If you want them to actually be fun to drive (and less dangerous, therefore), you get "rake" with the springs
and a little bit of torsion bar adjustment; the rest you get with tire diameter differential.
I like a little bit of rake over stock; mine is all tire with a touch of bar:
These cars actually were known to some of the better handling cars of the day and they do drive pretty well
IF you don't go all crazy with aftermarket stuff. Mine, even with the factory springs and such, can be tossed
into a corner pretty quickly (just watch out for the tail to step out on you - these things will actually oversteer
near the limit without a rear sway bar on them!).
Rides beautifully, too - I always loved torsion bar ride over any of the GM stuff I owned in younger years.
No wallowing when you hit a bump or dip - you get the original impact, then solid straight again.

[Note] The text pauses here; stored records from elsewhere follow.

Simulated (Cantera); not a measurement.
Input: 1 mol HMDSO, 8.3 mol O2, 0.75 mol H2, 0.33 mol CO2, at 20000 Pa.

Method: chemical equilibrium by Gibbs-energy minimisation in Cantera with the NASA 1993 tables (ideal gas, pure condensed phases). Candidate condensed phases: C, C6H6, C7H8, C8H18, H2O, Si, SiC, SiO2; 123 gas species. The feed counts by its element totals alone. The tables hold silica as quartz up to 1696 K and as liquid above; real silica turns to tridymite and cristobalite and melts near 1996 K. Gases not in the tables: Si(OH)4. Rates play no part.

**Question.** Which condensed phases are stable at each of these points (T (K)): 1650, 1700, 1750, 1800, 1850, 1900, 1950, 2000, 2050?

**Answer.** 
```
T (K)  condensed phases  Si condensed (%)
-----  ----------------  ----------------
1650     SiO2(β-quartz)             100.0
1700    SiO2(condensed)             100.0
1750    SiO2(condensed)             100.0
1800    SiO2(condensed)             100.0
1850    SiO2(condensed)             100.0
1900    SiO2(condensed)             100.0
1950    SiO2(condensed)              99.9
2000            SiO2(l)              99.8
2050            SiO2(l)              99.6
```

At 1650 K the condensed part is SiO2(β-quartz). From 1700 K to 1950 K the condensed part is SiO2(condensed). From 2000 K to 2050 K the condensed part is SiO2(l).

They sat pretty much dead level when new, so you could tell when the rear springs were worn out on them
from the droopy tail look:
The factory engineers did that primarily to make the cars handle as neutral as possible
(or even with a bit of limit understeer) so that the average driver didn't as easily get in trouble.
Of course, this excludes factory drag packages and such, but for the mass produced vehicles,
a little understeer was thought to be easier for the average driver in emergency maneuvers.
That's still the case today, by the way - short of specifically built ultra high performance models,
factory engineers dial in a little of at the limit understeer in pretty much everything.